Language, Brain & Behaviour Corpus Analysis Tool
(Formerly known as ONZE Miner)
LaBB-CAT is a browser-based linguistics research tool that stores audio or video recordings, text transcripts, and other annotations.
Annotations of various types can be automatically generated or manually added.
The transcripts and annotations can be searched for particular text or regular expressions. The search results, or entire transcripts, can be viewed or saved in a variety of formats, and the related parts of the recordings can be played or opened in acoustic analysis software, all directly through the web-browser.
LaBB-CAT is essentially a repository for time-aligned transcripts of audio/video recordings. Time-aligned transcripts can produced using Transcriber, Praat, or ELAN (which can be used to create a document lining up the transcript text with the corresponding location in the audio/video recording). The transcript is then uploaded to LaBB-CAT, which allows additional information about the speakers and the transcripts to be stored.
You can also define elicitation tasks that include prompts for participants to read and questions for them to answer.

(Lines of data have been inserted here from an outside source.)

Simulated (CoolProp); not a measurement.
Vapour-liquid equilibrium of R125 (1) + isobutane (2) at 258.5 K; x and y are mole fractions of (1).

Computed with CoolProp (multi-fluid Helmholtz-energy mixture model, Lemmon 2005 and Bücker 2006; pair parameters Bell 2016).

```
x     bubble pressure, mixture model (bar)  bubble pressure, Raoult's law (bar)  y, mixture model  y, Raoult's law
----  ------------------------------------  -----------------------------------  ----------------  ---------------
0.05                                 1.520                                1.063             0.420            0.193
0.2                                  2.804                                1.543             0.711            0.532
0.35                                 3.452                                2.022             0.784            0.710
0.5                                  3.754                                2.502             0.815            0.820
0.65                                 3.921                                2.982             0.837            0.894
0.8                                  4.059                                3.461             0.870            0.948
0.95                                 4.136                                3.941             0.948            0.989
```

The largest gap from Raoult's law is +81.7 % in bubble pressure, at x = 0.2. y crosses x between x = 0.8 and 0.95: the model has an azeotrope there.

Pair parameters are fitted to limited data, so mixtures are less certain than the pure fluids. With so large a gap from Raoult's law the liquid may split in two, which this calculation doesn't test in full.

When a participant does the task (using their browser or a mobile device) their speech is recorded and automatically uploaded directly into LaBB-CAT:
Combining the signal data, the raw orthographic transcriptions, and some third-party data and tools, the transcripts can be automatically annotated, for example:
With the help of data from CELEX, words can be automatically annotated with further data:
- part of speech
With help from the Stanford Parser, editable syntactic trees can be generated for the transcripts:
LaBB-CAT can integrate with IBM Watson's Personality Insights web service, to perform personality analysis on transcripts:
Annotations can be manually added, e.g.
- Topic tagging
- Text tags against individual words
- Time points or intervals can be annotated using Praat:
Once transcripts and annotations are in place, searches can be performed across transcripts which meet certain criteria (e.g. based on age/gender of the speaker, corpus the transcript belongs to, etc.):
When the speakers have been selected, their utterances can be searched for text or regular expressions, across different layers:
This returns a list of all of the utterances from the selected transcripts which match the query.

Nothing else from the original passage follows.